More recent CPU ABI's provide alternative operations than simple lock whatever.
Jeffr, from FreeBSD (author of many internal kernel components), discusses monitor and mwait, 2 instructions added for SSE3, where in a simple test case identified an improvement of 20%. He later postulates;
So this is now the first stage in the
adaptive algorithm, we spin a while,
then sleep at a high power state, and
then sleep at a low power state
depending on load.
...
In most cases we're still idling in
hlt as well, so there should be no
negative effect on power. In fact, it
wastes a lot of time and energy to
enter and exit the idle states so it
might improve power under load by
reducing the total cpu time required.
I wonder what would be the effect of using pause instead of hlt.
From Intel's TBB;
ALIGN 8
PUBLIC __TBB_machine_pause
__TBB_machine_pause:
L1:
dw 090f3H; pause
add ecx,-1
jne L1
ret
end
Art of Assembly also uses syncronization w/o the use of lock prefix or xchg. I haven't read that book in a while and won't speak directly to it's applicability in a user-land protected mode SMP context, but it's worth a look.
Good luck!
If the shmid has some type other than volatile sig_atomic_t then you can be pretty sure that separate threads will get in trouble even on the very same CPU. If the type is volatile sig_atomic_t then you can't be quite as sure, but you still might get lucky because multithreading can do more interleaving than signals can do.
If the shmid crosses cache lines (partly in one cache line and partly in another) then while the writing cpu is writing you sure find a reading cpu reading part of the new value and part of the old value.
This is exactly why instructions like "compare and swap" were invented.
Sounds like you need a Reader-Writer Lock : http://en.wikipedia.org/wiki/Readers-writer_lock.
The answer is - it's absolutely safe to do reads and writes simultaneously.
It is clear that the shm mechanism
provides bare-bones tools for the
user. All access control must be taken
care of by the programmer. Locking and
synchronization is being kindly
provided by the kernel, this means the
user have less worries about race
conditions. Note that this model
provides only a symmetric way of
sharing data between processes. If a
process wishes to notify another
process that new data has been
inserted to the shared memory, it will
have to use signals, message queues,
pipes, sockets, or other types of IPC.
From Shared Memory in Linux article.
The latest Linux shm implementation just uses copy_to_user and copy_from_user calls, which are synchronised with memory bus internally.
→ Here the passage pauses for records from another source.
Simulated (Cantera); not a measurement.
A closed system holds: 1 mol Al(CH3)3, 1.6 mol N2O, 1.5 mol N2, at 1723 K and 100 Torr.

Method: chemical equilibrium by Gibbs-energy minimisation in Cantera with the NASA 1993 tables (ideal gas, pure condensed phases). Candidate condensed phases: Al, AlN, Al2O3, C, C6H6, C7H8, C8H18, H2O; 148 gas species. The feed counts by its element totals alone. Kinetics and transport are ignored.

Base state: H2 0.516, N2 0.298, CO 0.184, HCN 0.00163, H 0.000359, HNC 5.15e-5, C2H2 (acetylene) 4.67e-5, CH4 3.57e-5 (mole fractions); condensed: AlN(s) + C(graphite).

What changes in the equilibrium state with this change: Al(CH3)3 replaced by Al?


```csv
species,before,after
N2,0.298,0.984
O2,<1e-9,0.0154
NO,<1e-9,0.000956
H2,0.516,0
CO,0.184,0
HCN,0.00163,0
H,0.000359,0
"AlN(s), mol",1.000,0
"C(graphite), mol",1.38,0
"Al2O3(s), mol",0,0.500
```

I've got a proof-of-concept program which is doing some interprocess communication simply by writing and reading from the HD. Yes, I know this is really slow; but it was the easiest way to get things up and running. I had always planned on coming back and swapping out that part of the code with a mechanism that does all the IPC(interprocess communication) in RAM.
With the arrival of solid-state disks, do you think that bottleneck is likely to become negligible?
Notes: It's server software written in C# calling some bare metal number-crunching libraries written in FORTRAN.
The short answer is probably no. A famous researcher named Jim Gray gave a talk about storage and performance which included this great analogy. Assuming your brain as the processor, accessing a register takes 1 clock tick (numbers on left) which roughly equivalent to that information being in your brain. Accessing memory takes 100 clock ticks, so roughly equivalent to getting data somewhere in the city you live in. Accessing a standard disk takes roughly 10^6 ticks, which is the equivalent to the data being on pluto. Where does solid state fit it? Current SSD technology is somewhere between 10^4-10^5 depending on who you ask. While they can be an order of magnitude faster, there is still a tremendous gap between reading from memory and reading from disk. This is why the answer to your question is likely no, since as fast as SSDs become they will still be significantly slower than disk (at least in the foreseeable future).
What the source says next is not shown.